Seasons.

There are going to be seasons that scream at you. They’ll drag on for what seems like centuries and blackout the daylight. These seasons will shackle your limbs to their resolve and ensure no victory outside of your own mindset. It’s going to hurt. I’m so sorry, but it hurts. It hurts and there’s no solution for that kind of pain. I’m tempted to say that time helps it pass, and while that’s incredibly true, it gives no relief to someone in the middle of this season.

There are going to be seasons that break your heart. People you counted as your closest friends will abandon you. Foundations you built yourself on will begin to crack. You’ll discover that what you thought you always knew isn’t accurate and you’ll start to realize that you’re not as together as you thought you’d be by now. You’re probably going to be disappointed: in life, in relationships, and even in yourself. I want to say that you can get yourself out of this and that your heart will function at full capacity again. I want to say that it’s up to you to get yourself there. But I know better than to problem solve for you. Because your heart’s hurting. It’s breaking open and there’s no earthly remedy for a broken heart.

There are going to be seasons that are excruciating. You won’t be able to tell left from right. Whether it’s from a lack of time or too much time, it’s going to seem like it never ends. You’re going to look at yourself and those around you and want to change. Things that used to fascinate you will bore you, reliable people will become flimsy, and your direction in life will seem incredibly uncertain. You might be restless or confused. I wish I could say that I have the plans for your life right here in front of me and I know where you end up. I wish I could share your next step with you and put your mind at ease.

Seasons don’t last forever. Some last days. Some last months. Some last years, maybe even decades. Maybe you’ve been stuck in a winter season for a while now, and you’re hoping someone sees you despite your frigid circumstances.

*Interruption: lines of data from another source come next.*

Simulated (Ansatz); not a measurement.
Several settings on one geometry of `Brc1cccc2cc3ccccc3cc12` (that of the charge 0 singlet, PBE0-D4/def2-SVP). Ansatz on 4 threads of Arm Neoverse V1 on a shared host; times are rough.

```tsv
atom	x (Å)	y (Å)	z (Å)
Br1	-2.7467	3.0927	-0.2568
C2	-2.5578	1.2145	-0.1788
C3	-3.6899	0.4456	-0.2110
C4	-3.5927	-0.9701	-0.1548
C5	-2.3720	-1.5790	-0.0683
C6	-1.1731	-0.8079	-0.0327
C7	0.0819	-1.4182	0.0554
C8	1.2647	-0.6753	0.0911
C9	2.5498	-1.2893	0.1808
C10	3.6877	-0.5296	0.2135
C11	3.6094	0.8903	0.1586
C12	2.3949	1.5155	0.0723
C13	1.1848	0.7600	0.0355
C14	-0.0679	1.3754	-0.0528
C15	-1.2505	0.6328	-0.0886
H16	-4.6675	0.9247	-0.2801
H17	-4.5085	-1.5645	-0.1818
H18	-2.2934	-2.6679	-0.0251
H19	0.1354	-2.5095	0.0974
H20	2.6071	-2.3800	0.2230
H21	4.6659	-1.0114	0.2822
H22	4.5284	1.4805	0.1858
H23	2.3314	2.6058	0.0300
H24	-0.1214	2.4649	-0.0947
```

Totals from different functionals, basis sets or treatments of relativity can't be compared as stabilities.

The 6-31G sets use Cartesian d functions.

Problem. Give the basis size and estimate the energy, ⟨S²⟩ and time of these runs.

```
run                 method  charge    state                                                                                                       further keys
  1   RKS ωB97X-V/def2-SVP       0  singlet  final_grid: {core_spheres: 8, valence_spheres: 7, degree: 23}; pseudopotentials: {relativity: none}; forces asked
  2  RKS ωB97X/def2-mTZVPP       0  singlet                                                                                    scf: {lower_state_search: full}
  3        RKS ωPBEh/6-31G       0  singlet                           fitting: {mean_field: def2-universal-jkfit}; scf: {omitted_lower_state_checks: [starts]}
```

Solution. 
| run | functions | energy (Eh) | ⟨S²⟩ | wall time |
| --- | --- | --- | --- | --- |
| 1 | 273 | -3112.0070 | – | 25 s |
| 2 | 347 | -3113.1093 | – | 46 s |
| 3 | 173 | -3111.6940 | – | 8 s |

Take heart. Seasons change.

There will be seasons that laugh with you. They’ll take you by the hand and show you things you didn’t know you needed to see. They’ll throw open the curtains in the morning and when the light streams in your heart will realize how dang excited you are to be alive. You’ll look back on your pain and remember it, but not depend on it to feel because you’ll be feeling healthy things in a healthy capacity. You’ll feel joy. You’ll feel peace. You’ll feel contentment.

There will be seasons that mend your heart. You’ll feel the fragments that were shattered start to come together with a intricacy and grace you didn’t know existed. It might feel a bit sore for a while. It’ll be uncomfortable, but also a calm, healthy pain. A pain that you happily adhere to because you know what’s happening. Your heart is learning to beat again. Your heart has life again. With newfound hope you’ll climb hilltops and take on mountains. Purpose will course through your veins like fire and seeds planted in broken memories will start to produce a harvest of wisdom.

There will be seasons of peace and restful clarity. These seasons will consist of deep breaths, hearty laughs, and a foundation of trust. Time won’t seem like the enemy anymore, but rather you two will have become closely acquainted. You’ll be riveted by what you’re doing, by what’s going on around you, and by who you’re surrounded with. The journey might be shrouded in the same mystery, but you won’t feel doubtful about it. You’ll look at your future and feel confident. This is your life: brimming with excitement and pulsing with determination.

Wherever you find yourself, your season isn’t your identity and your season isn’t permanent. There’s incredible beauty in that we serve a God who doesn’t leave us in winter but makes sure we know spring is coming. A beauty in knowing that the pain of my heart isn’t permanent, the depression of my spirit isn’t my final resolve, and the mercy kept at bay by the night will be waiting for me in the morning.

If there’s one thing you can count on about seasons it’s this: they change.